Still Waters: Happy 65th anniversary, Mamma and Daddy

She was invited to a welcome home party for a college kid she didn’t know. Since she didn’t have other plans that night, Teresa Arlene Pointer went to the surprise party. As “luck” would have it, when the group burst out of their hiding place to welcome the college student home, she pretty much fell at his feet as the crowd pushed forward.

Donald Sales couldn’t help but take notice. In fact he took a lot of notice over the next weeks and months. Although they were five years apart, they found much to talk about whenever the college student was in town. Both Don and Teresa were natives of Sheridan, Wyoming, but their paths had not crossed due to the difference in their ages until that fateful evening at the surprise party.

Don was studying to be a minister at a college in Washington state. Teresa was just a teenager. Something more than physical attraction drew them together. They both were sincere Christians who believed God had a special calling for their lives.

It would be that calling that would sustain them through all the “better and worse” times ahead.

It was not luck or coincidence that brought Don and Teresa together. It was providence. God knew they would be better as a team together than apart. He needed them in His service — both of them, together.

The young ministerial student and his teenage bride, having just graduated from high school, began their lives together on August 24, 1952. From their Wyoming hometown they would go to Lincoln, Nebraska and Washington, D.C., where Don would conclude his ministerial studies, and then to Nucla, Colorado, where he would enter the ministry as a teacher/pastor. Never having enough to make ends meet on a minister’s salary, Teresa would find jobs wherever they lived, whether it was working for a firm in D.C. supporting the aerospace industry, working the switchboard at a rural telephone company in Nucla or composing the television guide for the Muskogee Daily Phoenix newspaper. For many years she would work as a journalist.

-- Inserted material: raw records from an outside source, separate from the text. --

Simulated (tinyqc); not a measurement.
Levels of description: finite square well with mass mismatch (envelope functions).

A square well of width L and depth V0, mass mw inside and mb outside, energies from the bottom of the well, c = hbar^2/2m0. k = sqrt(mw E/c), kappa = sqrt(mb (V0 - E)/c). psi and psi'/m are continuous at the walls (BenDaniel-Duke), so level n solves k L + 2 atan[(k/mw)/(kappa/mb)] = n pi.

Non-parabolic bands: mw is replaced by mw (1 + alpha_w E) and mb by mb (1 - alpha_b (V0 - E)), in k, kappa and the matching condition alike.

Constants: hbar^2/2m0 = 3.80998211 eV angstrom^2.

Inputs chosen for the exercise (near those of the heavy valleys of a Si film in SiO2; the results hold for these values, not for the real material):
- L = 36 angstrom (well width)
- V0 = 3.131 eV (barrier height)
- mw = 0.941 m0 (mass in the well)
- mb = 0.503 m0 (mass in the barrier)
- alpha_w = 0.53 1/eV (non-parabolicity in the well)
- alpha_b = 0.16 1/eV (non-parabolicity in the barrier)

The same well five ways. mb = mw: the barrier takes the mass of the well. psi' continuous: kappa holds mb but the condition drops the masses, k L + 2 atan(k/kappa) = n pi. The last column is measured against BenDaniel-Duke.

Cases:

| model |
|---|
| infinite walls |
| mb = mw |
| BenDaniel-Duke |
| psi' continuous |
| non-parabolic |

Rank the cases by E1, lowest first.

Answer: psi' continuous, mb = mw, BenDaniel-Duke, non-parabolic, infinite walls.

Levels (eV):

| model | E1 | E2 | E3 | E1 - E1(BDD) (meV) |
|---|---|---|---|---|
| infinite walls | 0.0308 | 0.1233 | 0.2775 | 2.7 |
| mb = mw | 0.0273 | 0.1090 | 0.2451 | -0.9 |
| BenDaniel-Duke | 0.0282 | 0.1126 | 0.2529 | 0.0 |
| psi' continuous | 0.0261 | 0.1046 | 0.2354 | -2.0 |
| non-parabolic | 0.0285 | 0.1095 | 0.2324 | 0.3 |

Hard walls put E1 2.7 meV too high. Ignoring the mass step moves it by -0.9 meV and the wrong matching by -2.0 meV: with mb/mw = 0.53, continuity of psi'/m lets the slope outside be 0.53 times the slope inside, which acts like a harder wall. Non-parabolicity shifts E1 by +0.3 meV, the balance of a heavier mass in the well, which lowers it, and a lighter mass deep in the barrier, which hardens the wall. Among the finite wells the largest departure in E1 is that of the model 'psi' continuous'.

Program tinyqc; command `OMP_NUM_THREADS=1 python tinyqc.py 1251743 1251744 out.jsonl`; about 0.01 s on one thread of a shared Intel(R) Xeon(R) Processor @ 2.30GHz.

Always, though, she was part of the ministerial team of “Pastor Sales and Teresa.” They would serve congregations in Colorado, South Dakota, Iowa and Oklahoma. Often Pastor Sales would have three churches in different towns to serve. He would spend many hours on the road, in church meetings, conducting Bible studies and visiting church members. His work would range from constructing a church building in rural Okeene to holding evangelistic meetings in a tiny church in Okmulgee, Oklahoma. He would preach, lead, teach, baptize, marry, bury, sing, counsel and write.

Teresa’s church work complemented his. Often they would sing duets. She would run off bulletins and newsletters, bake thousands of dishes for potlucks and socials, visit sick and elderly members with her husband and help with every event at church whether it was a prayer meeting or Vacation Bible School.

There were always visitors to accommodate, sometimes with little notice, in the family home, and crises to address and avert.

Sometimes the crises were in their own home with physical illnesses challenging their bodies and their only son’s mental illness challenging their souls. There would be times of heartbreak, but there would also be times of pleasure, for example trips to places that would take their breath away and provide them with beautiful memories forever. Wherever they lived, they found beauty and interest in the natural wonders nearby, like Effigy Mounds not far from their Iowa home, or salt crystal fields in Oklahoma or wildflowers on mountain hikes in Colorado. When they lived in the San Luis Valley, they enjoyed trips to the Great Sand Dunes.

Every time they moved — and the moves were many — they would look at the map where they would be going and anticipate what adventures they could encounter there.

They would instill in their three daughters that anticipation of what the future would bring. More importantly, though, they would instill in them an anticipation of an eternal future yet to come.

God only knows how many lives have been touched and transformed by the providentially ordained team of Pastor Don and Teresa who have survived to serve for 65 years.